UPDATE 3 February 2022: Mohit Arora, 34, avoided spending any time behind bars when he was sentenced on Thursday (3 February).
Acting Justice Stephen Norrish convicted him and sentenced him to two years’ jail, fully suspended for a three-year good behaviour order.
He said there was no evidence Arora was involved in any of the transactions by the criminal group, or had made any of their applications.
1 February 2022: The former owner of a south Canberra Vodafone store has admitted his role in a scheme that stole the identities of 43 of his customers and resulted in the loss of almost $1 million.
Mohit Arora, 34, pleaded guilty to a charge of recklessly participating in a criminal group before his sentencing began in the ACT Supreme Court on Monday (31 January).
Crown prosecutor Rebecca Christiansen said Arora, who operated the Vodafone Tuggeranong store as a third-party dealer in 2019, enabled a person to have access to what should have been highly confidential information and his actions allowed a criminal group to engage in sophisticated activities.
Agreed court documents say 43 people went to the store from March to May 2019 and provided identification documents for phone contracts.
Arora then provided these details to what is described as “a criminal group”, and they were used by the group to apply for and receive credit cards, debit cards and personal loans in the names of the customers.
When the cards or loans were used, the issuing financial institutions, including ANZ and American Express, didn’t receive any repayments. The Vodafone customers were left unaware their details had been used to obtain them.
Over 2019 and 2020, 86 successful applications were made for banking products, with 22 involving the use of fraudulent payslips of the names of Vodafone customers and their employers.
A further 142 transactions were made at retail stores using the approved credit cards.
The total loss to the credit providers was about $928,000.
When police searched Arora’s home in Greenway in September 2020 they found one letter regarding a personal identification number and another that appeared to have contained a credit card, both addressed to a person who was not him.
Arora’s barrister April Francis said her client denied being a member of a criminal group, but accepted he participated in it by way of assisting.
She said Arora enabled a person who appeared to be an IT worker access to confidential information and the worker told him they were going to sell the information to others.
“[He] naively expected that the information was not to be used in the pernicious ways in which it was,” Ms Francis said.
She said Acting Justice Stephen Norrish could accept her client was “manipulated in a way that is generic to those that perpetrate frauds of this kind”.
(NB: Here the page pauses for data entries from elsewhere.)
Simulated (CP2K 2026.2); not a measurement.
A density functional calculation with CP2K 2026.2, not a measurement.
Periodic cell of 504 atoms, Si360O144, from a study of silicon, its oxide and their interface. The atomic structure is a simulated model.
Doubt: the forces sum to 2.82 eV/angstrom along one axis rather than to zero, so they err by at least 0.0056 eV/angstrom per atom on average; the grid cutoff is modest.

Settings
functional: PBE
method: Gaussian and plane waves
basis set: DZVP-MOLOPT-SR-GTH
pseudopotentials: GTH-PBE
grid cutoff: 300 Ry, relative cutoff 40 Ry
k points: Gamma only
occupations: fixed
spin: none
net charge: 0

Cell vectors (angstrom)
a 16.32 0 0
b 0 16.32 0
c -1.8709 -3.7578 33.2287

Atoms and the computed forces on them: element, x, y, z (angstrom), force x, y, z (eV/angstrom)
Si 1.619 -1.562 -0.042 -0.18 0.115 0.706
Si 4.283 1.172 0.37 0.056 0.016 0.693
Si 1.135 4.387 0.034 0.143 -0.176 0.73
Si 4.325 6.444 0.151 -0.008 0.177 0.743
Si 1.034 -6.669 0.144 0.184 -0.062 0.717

The court heard Arora now works in a restaurant and lives in Sydney.
Justice Norrish will hand down his sentence on Thursday (3 February).
Mohit was initially indicted into the Supreme Court on 70 counts of being knowingly concerned in another person obtaining a financial advantage by deception, but he eventually pleaded guilty to his current charge and the others were discontinued.
No one connected to the criminal group has been charged.